Board Resolutions in Singapore

Last updated on December 20, 2018

A board resolution (also known as a directors’ resolution) is a formal document that records the decisions or intentions of board members on behalf of the corporation.

Section 157A of the Companies Act states that the business of a company shall be managed by, or under the direction or supervision of, the directors. This management, direction and supervision often requires making major decisions from the board of directors. Board resolutions record these decisions, such as the changing of ownership structure, voting in of new board members, or the sale of company shares.

A huge responsibility is placed upon the board of directors when they make major decisions. Board resolutions are important because they record these decisions and ultimately serve as a reference point for directors as they go about managing the business.

This is in line with other company resolutions made, all of which are subject to the constitution of the company. Find out what normally goes into a board resolution and how you can write one for your business.

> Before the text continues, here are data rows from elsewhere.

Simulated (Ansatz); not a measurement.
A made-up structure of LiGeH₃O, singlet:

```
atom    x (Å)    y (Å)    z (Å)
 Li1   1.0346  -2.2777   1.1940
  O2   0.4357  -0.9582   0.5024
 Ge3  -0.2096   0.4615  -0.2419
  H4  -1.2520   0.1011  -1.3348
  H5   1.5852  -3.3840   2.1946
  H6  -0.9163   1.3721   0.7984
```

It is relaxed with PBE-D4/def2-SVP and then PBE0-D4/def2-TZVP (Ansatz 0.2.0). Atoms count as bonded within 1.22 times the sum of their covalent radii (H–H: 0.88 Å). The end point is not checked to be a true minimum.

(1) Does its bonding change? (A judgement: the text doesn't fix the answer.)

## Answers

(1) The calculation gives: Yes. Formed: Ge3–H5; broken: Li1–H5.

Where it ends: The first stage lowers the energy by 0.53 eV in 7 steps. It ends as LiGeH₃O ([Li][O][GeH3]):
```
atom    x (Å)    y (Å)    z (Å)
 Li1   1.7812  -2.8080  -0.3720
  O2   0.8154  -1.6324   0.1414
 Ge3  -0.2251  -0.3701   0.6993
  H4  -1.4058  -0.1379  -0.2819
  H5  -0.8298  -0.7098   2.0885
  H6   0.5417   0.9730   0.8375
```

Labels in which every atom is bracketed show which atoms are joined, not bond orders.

What Goes Into a Board Resolution?

The Companies Act does not specify the exact details of what management action requires a board resolution. It is up to the company constitution, which varies across companies, which determines the specific requirements of a board resolution and when one is needed. Therefore, companies are likely to have different board resolutions.

However, there are some common issues most directors face that require the passing of a board resolution. These include:

This list is not exhaustive, and varies across different companies.

Quorum of the Board Resolution

Section 179(1)(a) of the Companies Act states that at least 2 members will form the quorum of a meeting in a company.

However, the exact number of board members required to form the quorum of the meeting depends on the company constitution. Some companies will use 2 as their quorum (see e.g. paragraph 51(2) of the Model Constitution for private companieswhile others may not.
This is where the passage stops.